Illinois will become the 12th jurisdiction in the country to provide formal recognition of same-sex couples in a status that confers the state-based rights and responsibilities of marriage. Governor Quinn signs the bill into law later today, and it becomes effective June 1. (To recap -- marriage is available in Connecticut, DC, Iowa, Massachusetts, New Hampshire, and Vermont; civil union is available in Illinois and New Jersey; domestic partnership is available in California, Nevada, Oregon, and Washington -- and also in DC).
That's good news. And adding to the good news, Illinois joins Nevada and DC in making the status available to all different-sex as well as same-sex couples. (California and Washington include different-sex couples if one partner is 62 or older). The bill's sponsor, Rep. Greg Harris, has said it is wrong to write a law that discriminates. I couldn't agree more.
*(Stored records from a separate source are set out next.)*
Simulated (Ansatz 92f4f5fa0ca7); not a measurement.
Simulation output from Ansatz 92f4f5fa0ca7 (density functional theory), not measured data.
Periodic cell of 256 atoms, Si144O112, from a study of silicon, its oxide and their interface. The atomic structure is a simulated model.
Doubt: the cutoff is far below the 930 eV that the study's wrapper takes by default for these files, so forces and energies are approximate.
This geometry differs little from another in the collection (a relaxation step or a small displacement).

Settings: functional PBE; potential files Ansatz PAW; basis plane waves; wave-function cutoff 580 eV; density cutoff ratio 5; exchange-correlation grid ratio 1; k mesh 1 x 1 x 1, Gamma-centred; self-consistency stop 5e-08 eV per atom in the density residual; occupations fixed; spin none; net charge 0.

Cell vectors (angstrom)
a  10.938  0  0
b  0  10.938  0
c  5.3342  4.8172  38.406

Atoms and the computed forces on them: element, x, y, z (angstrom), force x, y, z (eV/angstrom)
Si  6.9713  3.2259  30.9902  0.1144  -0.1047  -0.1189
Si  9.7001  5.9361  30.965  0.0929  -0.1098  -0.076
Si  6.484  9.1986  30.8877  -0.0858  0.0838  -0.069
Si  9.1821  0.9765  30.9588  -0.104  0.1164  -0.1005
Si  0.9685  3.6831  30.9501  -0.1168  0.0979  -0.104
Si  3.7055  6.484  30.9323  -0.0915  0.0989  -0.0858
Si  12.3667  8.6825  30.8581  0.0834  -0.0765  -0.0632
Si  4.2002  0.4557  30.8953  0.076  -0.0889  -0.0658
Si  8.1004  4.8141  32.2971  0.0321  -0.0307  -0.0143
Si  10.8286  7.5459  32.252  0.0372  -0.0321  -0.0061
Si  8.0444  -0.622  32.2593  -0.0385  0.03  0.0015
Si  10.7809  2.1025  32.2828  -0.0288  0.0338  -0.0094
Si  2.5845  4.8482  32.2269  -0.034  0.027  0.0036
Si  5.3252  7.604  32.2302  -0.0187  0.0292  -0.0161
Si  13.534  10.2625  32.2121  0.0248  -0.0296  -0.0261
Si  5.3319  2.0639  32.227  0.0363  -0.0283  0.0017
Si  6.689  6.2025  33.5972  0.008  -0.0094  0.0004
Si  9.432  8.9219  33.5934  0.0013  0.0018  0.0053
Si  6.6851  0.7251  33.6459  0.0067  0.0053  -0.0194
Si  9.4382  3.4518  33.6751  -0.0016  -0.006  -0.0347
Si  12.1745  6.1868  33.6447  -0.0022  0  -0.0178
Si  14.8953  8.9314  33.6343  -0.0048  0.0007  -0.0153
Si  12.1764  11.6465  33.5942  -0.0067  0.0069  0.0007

The law will also treat same-sex couples married elsewhere as members of a civil union in Illinois. This is an important provision. Without it, the state's DOMA might leave such a couple with no legal status. The existence of that DOMA, of course, is its own injustice, as it perpetuates the notion that same-sex couples are not good enough for marriage.
But I've got another complaint with Illinois. The state is shameful in its legal treatment of unmarried couples. Under a dreadful 1979 Illinois Supreme Court ruling, the state will not enforce agreements between unmarried couples or allow one partner to have any claim to property owned by the other. That ruling will remain the law for couples who do not enter civil unions. While only Washington state treats property acquired by unmarried partners as "community" property, allowing for a just distribution when the couple splits up (the result I favor), most states do allow one partner to prevail if s/he can prove that there was an agreement to share assets or provide support. It's hard to prove such an agreement, but Illinois goes the additional step and refuses to enforce such agreements even when they can be proven.
Even worse, Illinois does not allow a nonbio mom to file for custody or visitation rights with the child born to her same-sex partner, even if they planned for and raised the child together as two parents. While it may turn out that civil union partners will both be legal parents of a child born to one of them if a doctor performs the insemination and both civil union partners give written consent, a child whose parents do not enter a civil union will have only one parent and will risk losing that parent if the couple splits up.
These two inequities can be remedied only by additional statutes, and I won't wholeheartedly join the celebration in Illinois until neither marriage nor civil union forms such a bright line between whose families count and whose don't.
Thanks to Chicago lawyer Richard Wilson, for keeping me posted on Illinois developments and sharing my concerns.